There’s a thrift store in Cobourg, Ontario that my wife and I absolutely love. Whenever we are out at the cottage we stop in at this hodge-podge store and look for cheap furniture, kitchen items, and books. Oh, the books. We always return home with more books than we originally brought with us.
Two of the books I picked up this summer are The Shallows: What The Internet Is Doing To Our Brains by Nicholas Carr¹ and Smarter Than You Think: How Technology Is Changing Our Minds For The Better by Clive Thompson.² The first raises the alarm of how the internet is changing our culture and our brain chemistry. It’s like Neil Postman’s Amusing Ourselves To Death, but twenty-five years later.³ Carr looks at research about how technology has rewired the synapses in our minds. We’re not thinking the way we once were. The second book refuses to join the wealth of apocalyptic discourse on this subject, highlighting real life experiences of how the internet has positive impact on individuals and communities. Computers provide infinite memory, facilitate public thinking and problem solving, and are shifting our social awareness.
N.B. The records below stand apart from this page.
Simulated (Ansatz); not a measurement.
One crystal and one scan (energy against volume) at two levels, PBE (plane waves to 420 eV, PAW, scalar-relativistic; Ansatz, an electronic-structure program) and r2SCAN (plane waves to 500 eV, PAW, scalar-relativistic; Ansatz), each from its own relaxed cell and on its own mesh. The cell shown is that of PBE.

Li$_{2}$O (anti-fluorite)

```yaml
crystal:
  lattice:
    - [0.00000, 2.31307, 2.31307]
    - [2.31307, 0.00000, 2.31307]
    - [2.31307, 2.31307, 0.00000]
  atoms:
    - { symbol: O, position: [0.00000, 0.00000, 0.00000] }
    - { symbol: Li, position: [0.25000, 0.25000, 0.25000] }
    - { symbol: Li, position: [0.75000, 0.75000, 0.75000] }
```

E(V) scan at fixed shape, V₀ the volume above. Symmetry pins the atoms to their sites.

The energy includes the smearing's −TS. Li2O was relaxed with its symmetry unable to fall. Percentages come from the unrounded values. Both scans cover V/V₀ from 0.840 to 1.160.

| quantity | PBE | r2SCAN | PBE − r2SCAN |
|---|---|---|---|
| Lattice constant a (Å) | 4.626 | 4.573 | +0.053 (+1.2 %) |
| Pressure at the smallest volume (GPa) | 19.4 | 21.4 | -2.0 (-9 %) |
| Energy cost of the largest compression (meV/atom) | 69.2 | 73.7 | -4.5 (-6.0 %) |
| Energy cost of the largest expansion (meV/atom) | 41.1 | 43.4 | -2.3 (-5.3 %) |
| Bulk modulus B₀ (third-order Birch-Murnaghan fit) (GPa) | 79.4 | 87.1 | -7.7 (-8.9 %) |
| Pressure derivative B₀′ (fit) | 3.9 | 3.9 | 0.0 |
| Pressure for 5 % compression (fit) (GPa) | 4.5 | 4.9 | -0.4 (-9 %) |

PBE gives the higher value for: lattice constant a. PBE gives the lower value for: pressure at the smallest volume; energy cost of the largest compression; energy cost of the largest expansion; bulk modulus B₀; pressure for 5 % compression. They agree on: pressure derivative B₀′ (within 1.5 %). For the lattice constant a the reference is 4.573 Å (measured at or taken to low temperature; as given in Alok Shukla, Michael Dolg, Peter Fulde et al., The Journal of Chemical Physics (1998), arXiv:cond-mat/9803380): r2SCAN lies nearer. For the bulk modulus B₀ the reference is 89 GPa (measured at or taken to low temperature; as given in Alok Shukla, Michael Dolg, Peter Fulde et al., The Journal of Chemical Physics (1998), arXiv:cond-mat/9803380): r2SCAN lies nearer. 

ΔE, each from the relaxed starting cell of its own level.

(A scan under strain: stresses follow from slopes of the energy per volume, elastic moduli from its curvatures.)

I thought it would be interesting to read these books at the same time so I read one chapter from The Shallows and then one from Smarter, repeating until I finished them both. While I knew the chapters wouldn’t correspond in terms of subject matter, I wanted to be in each writer’s world at the same time.
So which book was better? Which perspective wins the day?
Both books presented summary results of a number of fascinating research studies. Both books surveyed historical developments in writing, printing, and technology, and how they changed people and societies. Both books had important perspective to add to the conversation.
I’m not sure I would describe myself as an optimist (I did write my MA Thesis on Ecclesiastes, after all), but I found myself gravitating towards the stories of possibility outlined by Thompson in Smarter Than You Think rather than the pessimism of Carr in The Shallows.
To be fair, Thompson doesn’t offer a full rebuttal of Carr’s science–he simply suggests that neuroscience is in its infancy [p. 14]. Instead of trying to predict the damage that technology could be doing to us, he focusses on the possibilities that are being explored in the present. He offers stories of what can happen when humans, using rationality, intuition, and analytical skills, collaborate with the extreme memory, search-ability, connectivity, and processing power of computers.
Carr admits his own reliance on and enjoyment of technology [p. 200]. Yet his pages are crowded with alarm bells. He offers very few practical steps forward. He presents no real solutions to the problems he raises. There is just alarm, no inspiration.
Thompson isn’t blindly positive about technology. He offers areas of caution and admits that many of Carr’s fears are warranted [p. 13]. He argues that one of our major challenges of our current day is knowing when not to use digital tools [p. 14]. But these critical issues don’t drown out positive opportunities.
Our world is constantly changing. There will always be advancements in technology that change the way we do things. They will change society. They will change churches. With every change there will be people who raise apocalyptic alarm bells. But there will also be people who see new possibilities and opportunities opening up. I want to be the second kind of person: A person of possibilities.
Does embracing new possibilities and opportunities mean ignoring real issues? No. We need to have wisdom. We need to evaluate how changes in technology affect ourselves and our communities in negative ways. We need to be aware of the critical issues. But we can find solutions to these problems and embrace new possibilities.
Thompson predicts that it will be kids who will domesticate 3-D printing, “just as they were the first to domesticate computers, printers, Photoshop, and video-editing software.” [p. 112]. Why? Because they have free time and no pre-conceptions. May we put aside our pre-conceptions, our apocalyptic dispositions and embrace what could be?